Lawsuits allege closures discriminate on basis of race and violate rights of the disabled. Christian Farr reports.
Parents of Chicago Public Schools children filed two class-action lawsuits Wednesday to stop the city's school district from closing 53 elementary schools.
In a statement issued Wednesday afternoon, the Chicago Teachers Union said violations against the American with Disabilities Act (ADA) and the Illinois Civil Rights Act (ICRA) are the focus of the civil rights suits with complaints of race and disabilities at the core, the CTU said.
The move comes a week before the school board votes on the closings.
“There is no way that in a few short months the Board can responsibly do the counseling and provide the support services these children with disabilities need,” CTU Financial Secretary and former special education teacher Kristine Mayle said in a statement. “These proposed closings will inevitably put our students at greater risk for academic failure.”
Another suit claims racial discrimination by the board, CPS CEO Barbara Byrd-Bennett and the city "as parents seek to block the Board from continuing to select African-American children in school closings."

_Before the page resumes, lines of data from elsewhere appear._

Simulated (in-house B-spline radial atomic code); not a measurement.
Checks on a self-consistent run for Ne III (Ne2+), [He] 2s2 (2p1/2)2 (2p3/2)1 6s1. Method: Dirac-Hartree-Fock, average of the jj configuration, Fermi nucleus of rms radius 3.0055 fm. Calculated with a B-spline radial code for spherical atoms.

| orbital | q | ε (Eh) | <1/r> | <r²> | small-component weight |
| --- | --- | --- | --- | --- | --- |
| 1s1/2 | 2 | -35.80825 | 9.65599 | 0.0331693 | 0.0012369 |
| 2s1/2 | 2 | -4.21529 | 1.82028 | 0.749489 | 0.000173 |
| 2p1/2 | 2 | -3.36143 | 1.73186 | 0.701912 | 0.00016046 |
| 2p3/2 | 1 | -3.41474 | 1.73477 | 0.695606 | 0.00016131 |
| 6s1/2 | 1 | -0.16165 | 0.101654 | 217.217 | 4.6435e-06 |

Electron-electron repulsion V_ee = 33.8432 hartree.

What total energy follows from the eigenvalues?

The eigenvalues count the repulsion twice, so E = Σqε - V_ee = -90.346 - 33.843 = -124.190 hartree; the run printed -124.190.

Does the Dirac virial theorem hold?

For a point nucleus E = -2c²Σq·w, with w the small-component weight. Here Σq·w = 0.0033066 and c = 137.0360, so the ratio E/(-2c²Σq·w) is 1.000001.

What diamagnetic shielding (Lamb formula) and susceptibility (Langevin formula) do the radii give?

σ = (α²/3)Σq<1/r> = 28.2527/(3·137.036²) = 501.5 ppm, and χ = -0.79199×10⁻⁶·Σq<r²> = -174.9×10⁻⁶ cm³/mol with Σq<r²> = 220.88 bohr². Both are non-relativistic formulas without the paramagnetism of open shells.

“The Board says they use neutral criteria, but somehow they keep finding criteria that will single out only African-American children,” parent Frances Newman said.
In response CPS said, "too many children today are trapped in underutilized, under-resourced schools cheating them of the investments they need to succeed in the classroom.
"Instead of offering up solutions," the statement continues, "CTU continues to protect a status quo that doesn't put our children first. Consolidating underutilized schools is necessary to give children the resources they need to access a quality, 21st century education."
CPS announced plans in March to close the schools in an effort to address the district's $1 billion deficit, make better use of resources and improve education in the nation's third-largest district.
Since then hundreds of students, teachers and union members have rallied against the proposed closings. The CTU has said a single school closure is one too many and 50 or more would be catastrophic for the district.
Another big concern for many parents fighting to keep their schools in tact has been the fear that some students would need to cross potentially-unsafe gang boundaries. CPS CEO Barbara Byrd-Bennett has said there are plans in place to expand and enhance the district's "safe passage" program.
It was reported this week that Chicago firefighters were quietly ordered to join in staffing the safe passage routes beginning on the first day of school Aug. 26. Their presence would continue for the first three weeks of the school year.